NVIDIA / NeMo

A scalable generative AI framework built for researchers and developers working on Large Language Models, Multimodal, and Speech AI (Automatic Speech Recognition and Text-to-Speech)
https://docs.nvidia.com/nemo-framework/user-guide/latest/overview.html
Apache License 2.0
11.84k stars 2.46k forks source link

Everything has been changed?! #1091

Closed soheiltehranipour closed 3 years ago

soheiltehranipour commented 4 years ago

Hello,

I am working on NeMo for about 2 months and yesterday I suddenly figured out that everything has been updated. Is that true? Many files are missing though...

okuchaiev commented 4 years ago

Hi @soheiltehranipour

Yes, we are working on a major redesigned version of NeMo. You can see it now in, a default, "main" branch. This version is easily PyTorch-compatible, introduces concepts of models and adopts PyTorch Lightning for training.

A great place to start making yourself familiar with this new version is to checkout our tutorials (which can be run on Colab, just don't forget to set runtime type to GPU)
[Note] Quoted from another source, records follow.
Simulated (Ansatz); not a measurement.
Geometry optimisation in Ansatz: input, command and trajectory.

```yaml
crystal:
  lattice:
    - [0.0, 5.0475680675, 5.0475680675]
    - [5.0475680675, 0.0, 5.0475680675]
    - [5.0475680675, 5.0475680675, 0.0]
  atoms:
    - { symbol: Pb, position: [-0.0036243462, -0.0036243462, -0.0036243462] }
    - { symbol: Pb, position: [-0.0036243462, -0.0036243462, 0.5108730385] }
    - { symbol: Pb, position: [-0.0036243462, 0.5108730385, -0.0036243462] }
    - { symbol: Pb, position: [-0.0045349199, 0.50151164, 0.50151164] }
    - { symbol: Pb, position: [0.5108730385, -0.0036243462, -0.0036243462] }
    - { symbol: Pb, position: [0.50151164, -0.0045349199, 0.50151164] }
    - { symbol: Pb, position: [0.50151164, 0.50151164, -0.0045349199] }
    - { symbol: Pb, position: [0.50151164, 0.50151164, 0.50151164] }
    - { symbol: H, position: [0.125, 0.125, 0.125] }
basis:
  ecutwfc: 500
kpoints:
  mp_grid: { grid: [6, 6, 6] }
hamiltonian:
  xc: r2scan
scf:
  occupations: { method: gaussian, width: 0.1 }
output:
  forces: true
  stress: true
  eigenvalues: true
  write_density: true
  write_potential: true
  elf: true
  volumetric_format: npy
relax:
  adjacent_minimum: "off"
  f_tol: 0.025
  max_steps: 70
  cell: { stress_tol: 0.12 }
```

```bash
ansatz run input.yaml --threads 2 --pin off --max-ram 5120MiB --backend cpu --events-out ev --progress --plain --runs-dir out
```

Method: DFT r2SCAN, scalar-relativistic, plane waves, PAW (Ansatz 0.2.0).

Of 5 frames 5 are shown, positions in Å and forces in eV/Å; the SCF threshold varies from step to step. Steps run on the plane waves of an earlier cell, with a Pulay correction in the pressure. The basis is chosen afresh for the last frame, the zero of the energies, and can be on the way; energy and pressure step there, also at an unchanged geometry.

We strongly recommend you switch to this new version of NeMo because this is what 1.0.0 version will be based on. If you need access to the old version - it can be found by v0.11.1 tag https://github.com/NVIDIA/NeMo/releases/tag/v0.11.1

I apologize for the inconvenience and hope you'll like new version. Thank you for your interest in NeMo!

soheiltehranipour commented 4 years ago

Thanks a lot! Looking forward to more documentation for it.

The first link is dead though.

okuchaiev commented 4 years ago

fixed, the link. thx

khursani8 commented 4 years ago

I just realized about the changes today, it so easy to migrate since I just need to load my model weights and I can use current version straight away based on Fine Tuning example, Thanks.

viveksj commented 4 years ago

I just realized about the changes today, it so easy to migrate since I just need to load my model weights and I can use current version straight away based on Fine Tuning example, Thanks.

How exacly would I go about loading model weights from previous version and using. it for speech to text locally. (I built a custom manifesto using https://github.com/NVIDIA/NeMo/blob/master/examples/asr/notebooks/1_ASR_tutorial_using_NeMo.ipynb as reference) (I tried asking the same at https://github.com/NVIDIA/NeMo/issues/1057 in case this thread isn't the right place to have this answered)

khursani8 commented 4 years ago

If you use old nemo, it will save your Encoder and Decoder weights For the new one I just instantiate the model and then do something like this

quartznet = nemo_asr.models.EncDecCTCModel.from_pretrained(model_name="QuartzNet15x5Base-En") # when I think back I don't need to download the pretrained model since it will be replace anyway
enc = torch.load("sk_ckpt/JasperEncoder-STEP-810000.pt")
dec = torch.load("sk_ckpt/JasperDecoderForCTC-STEP-810000.pt")
quartznet.encoder.load_state_dict(enc)
quartznet.decoder.load_state_dict(dec)
del enc
del dec

And then follow the Transfer learning tutorial

from nemo.collections.asr.losses.ctc import CTCLoss
quartznet.loss = CTCLoss(num_classes=quartznet.decoder.num_classes_with_blank - 1,zero_infinity=True) # before this if don't have "zero_infinity=True" my loss will always be nan and the model not learn anything, not sure latest version already add this params
quartznet._train_dl.num_workers = 4
quartznet._validation_dl.num_workers = 4
trainer = pl.Trainer(gpus=[1], max_epochs=50,
                     amp_backend='native',
                     precision=16,
                     amp_level='O1',
                     val_check_interval=0.1,
                     accumulate_grad_batches=100
                    )
trainer.fit(quartznet)

Next time I want to continue fine tune my model I instantiate using this

quartznet = nemo_asr.models.EncDecCTCModel.load_from_checkpoint("lightning_logs/version_37/checkpoints/epoch=0.ckpt")
anujsuchchal commented 4 years ago

@okuchaiev Thanks for your efforts. I hope you are including 'word level timestamps' with and without using language model in ASR in this major release. If not, its a request to please add this feature as well. Also, is there any tentative date when 1.0.0 will be released?